Judge to consider Samsung's questions about jury foreman
- 09 November, 2012 10:41
A court in California said Thursday that it would consider Samsung Electronics' concern that the foreman of the jury deciding a patent infringement lawsuit between Apple and Samsung had concealed information.
A jury in California decided in August that the South Korean company must pay Apple US$1.05 billion for infringing several of its patents in Samsung smartphones and tablets.
Samsung has, however, asked for a new trial of the case, alleging that the foreman of the jury, Velvin Hogan, was untruthful and biased. In the voir dire, a court procedure of questioning prospective jurors for potential bias, Hogan did not mention that he had been sued by his former employer, Seagate, for breach of contract after he failed to repay a promissory note in 1993 and filed for bankruptcy six months later, according to the filing on Oct. 2.
Samsung has a "substantial strategic relationship with Seagate," and is the single largest direct shareholder of the hard drive manufacturer after selling it a business division last year, it said in the filing.

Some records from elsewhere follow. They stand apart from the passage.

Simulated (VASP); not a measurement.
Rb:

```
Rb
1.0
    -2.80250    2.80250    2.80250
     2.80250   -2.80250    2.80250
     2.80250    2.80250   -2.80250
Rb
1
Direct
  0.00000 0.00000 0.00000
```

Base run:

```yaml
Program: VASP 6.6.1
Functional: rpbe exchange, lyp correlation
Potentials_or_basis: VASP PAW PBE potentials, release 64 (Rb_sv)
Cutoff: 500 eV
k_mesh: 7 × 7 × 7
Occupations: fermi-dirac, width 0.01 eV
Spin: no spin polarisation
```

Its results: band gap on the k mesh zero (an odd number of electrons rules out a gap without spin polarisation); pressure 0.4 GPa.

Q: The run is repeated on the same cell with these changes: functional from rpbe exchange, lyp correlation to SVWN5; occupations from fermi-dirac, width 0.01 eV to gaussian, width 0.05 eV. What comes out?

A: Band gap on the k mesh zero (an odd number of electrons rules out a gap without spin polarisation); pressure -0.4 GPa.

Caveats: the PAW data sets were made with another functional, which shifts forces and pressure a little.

On Oct. 30, Samsung filed a motion to compel Apple to disclose the circumstances and timing of Apple's discovery of certain information regarding the jury foreman.
Judge Lucy H. Koh of the District Court for the Northern District of California, San Jose division, wrote in her order on Thursday that the court will consider the questions "of whether the jury foreperson concealed information during voir dire, whether any concealed information was material, and whether any concealment constituted misconduct."
"An assessment of such issues is intertwined with the question of whether and when Apple had a duty to disclose the circumstances and timing of its discovery of information about the foreperson," Judge Koh wrote.
The court will address Samsung's motion to compel at a Dec. 6 hearing. If the court grants the motion, it will likely order supplemental briefing before ruling on Samsung's motion for judgment as a matter of law, Koh said.